Innocently enough, I asked Mrs T over at The Witty Ways of a Wayward Wife whether she owned a leopard-skin pill-box hat. Her post on Hats Off To Jay Kay made it clear she had a history with hats and ever since I first heard Bob Dylan singing about a leopard-skin pill-box hat back in the 70s, I've wanted to see one. Well, she answered my question big-time with her post I admit it! I have a fake fur leopard skin hat! (Some people have a thing for shoes it seems, some for leather, but Mrs T... well, not only does she have a leopard-skin pill-box hat, but, amongst her incredible collection, she even has a Pocahontas head-dress!)


Given that she's outed herself in this way, I felt I should admit that I also own a few hats, although nothing quite as fancy as hers. I thought it'd also be fair to treat her post as a Mad Hatter meme, with an open invitation to join in (even if hats might not be your thing, but shoes or ties or odd socks or ... leather... no, forget that last one.)


The Panama is my day-to-day hat of choice. Although Dirk Bogarde's seedy character in the film version of Death in Venice is not someone I'd wish to emulate, the Panama does have a number of literary connotations for me (Thomas Mann, Somerset Maughan, D H Lawrence, etc) and is very practical for the climate I live in. I usually have two or three feathers in the hat band and, as one hat gets too old for regular wear, it finds its way into the boot of the car for occasional wear... until it disintegrates and then I treat it like a corn dolly: I bury that one and buy myself another.


I was forced to wear this hideous green thing during our Christmas 2007 celebrations at work! Thought it might be grounds for a Work Place Harassment claim. It left me convinced that it was St Patrick's Day and not Christmas, but that might have been because of how much Guinness I'd been drinking. It's so hideous I can't bring myself to get rid of it.


This is my gardening hat with detachable fly net! There are days here when our mosquitoes will eat a person alive -- whole -- and other days when, if the mosquitoes haven't had you, the flies will simply pick you up and carry you off. Head-to-toe army fatigues, body armour and appropriate weaponry is strongly recommended.

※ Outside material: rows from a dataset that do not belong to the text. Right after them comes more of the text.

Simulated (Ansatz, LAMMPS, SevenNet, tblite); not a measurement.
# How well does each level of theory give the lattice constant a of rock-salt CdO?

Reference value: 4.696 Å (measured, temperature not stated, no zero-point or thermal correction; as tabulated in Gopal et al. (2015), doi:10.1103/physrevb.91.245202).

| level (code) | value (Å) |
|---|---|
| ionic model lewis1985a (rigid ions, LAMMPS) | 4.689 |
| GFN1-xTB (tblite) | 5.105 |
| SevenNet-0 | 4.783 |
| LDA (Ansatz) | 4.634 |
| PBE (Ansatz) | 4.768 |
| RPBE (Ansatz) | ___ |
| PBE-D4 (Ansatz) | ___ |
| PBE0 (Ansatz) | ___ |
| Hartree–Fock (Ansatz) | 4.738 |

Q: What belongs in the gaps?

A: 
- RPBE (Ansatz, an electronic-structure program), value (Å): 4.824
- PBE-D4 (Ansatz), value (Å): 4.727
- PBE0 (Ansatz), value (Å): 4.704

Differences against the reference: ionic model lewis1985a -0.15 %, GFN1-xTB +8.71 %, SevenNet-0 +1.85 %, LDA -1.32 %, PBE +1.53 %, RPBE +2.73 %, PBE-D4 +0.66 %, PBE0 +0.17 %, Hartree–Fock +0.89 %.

My father gave me one of his hats when I returned to the UK in winter once, having forgotten how cold it could be. He bought it in Italy and looks as if he should be at the helm of a sleek yacht when he wears this type of cap, whereas I look as if I've stepped off a nineteenth century barge... and should be thrown into the water. It also proved that I have a bigger head than he does and that, if you cut off the circulation to the top of your head, it doesn't matter how cold it gets because you can't feel anything anyway.


I run jog lope in this hat. The long peak, accompanied by sunglasses, prevents people from recognising me and commenting to my face about my abysmal running jogging loping style.

Here is a picture of what is potentially my next hat:

If that @#!#^&$! rabbit (see previous post) insists on making my garden his home, then there's every chance I'll make his skin my hat. Forget the faux leopard-skin, I want a rabbit-skin pill-box hat.

Last word to good ol' Bob Dylan, where some of this started.

4 comments:

Kellie said...

There's some nice hats you've got there!

I'm not much of a hat person.. I think the only one I actually own is a cap that I have to wear for work.

But I do own a lot of shoes, maybe I'll talk about them for a while!

Jane Turley said...

Blimey, I've had a good laugh!

Now come on...that green hat is the business! How could you not pull all the ladies at the Christmas party in that sexy sophisticated sun hat?! Mind you, I think you should dress it up with lots of little rabbit paws hanging off it like Crocodile Dundee....you'd been a walking babe magnet....

A detachable fly net?? Whatever next? Detachable barbecue tongs and can openers? I'm aghast! I didn't know such things existed...

However it has given me an idea! I have a habit of losing my keys and gloves... maybe....

Ps I also concur that jogging is not allowed...one reaches a certain age when certain acts must only be imagined...

Great Post! A meme is a good idea; I want to see what Gary wears on his head other than his hard hat! (No double entrendres intended naturally.)

Anonymous said...

Love the gardening hat, Paul. I can see you chasing that rabbit around wearing that all day long with no success in capturing the garden invader!

Paul Burman said...

Would love to see the meme take a shoe direction, Kellie. Give the whole thing a bit of sole! 8~)

Jane, there are hats which work as stubbie holders, so they cradle a bottle of beer in their crown and have a couple of curly straws coming down to the mouth!!! They look pretty ordinary, but if they were made out of rabbit fur...

You're right, Gary; when I wear that I feel like I've stepped into a post nuclear holocaust world --- straight out of 'Z for Zachariah' or some such. Except the rabbits have survived.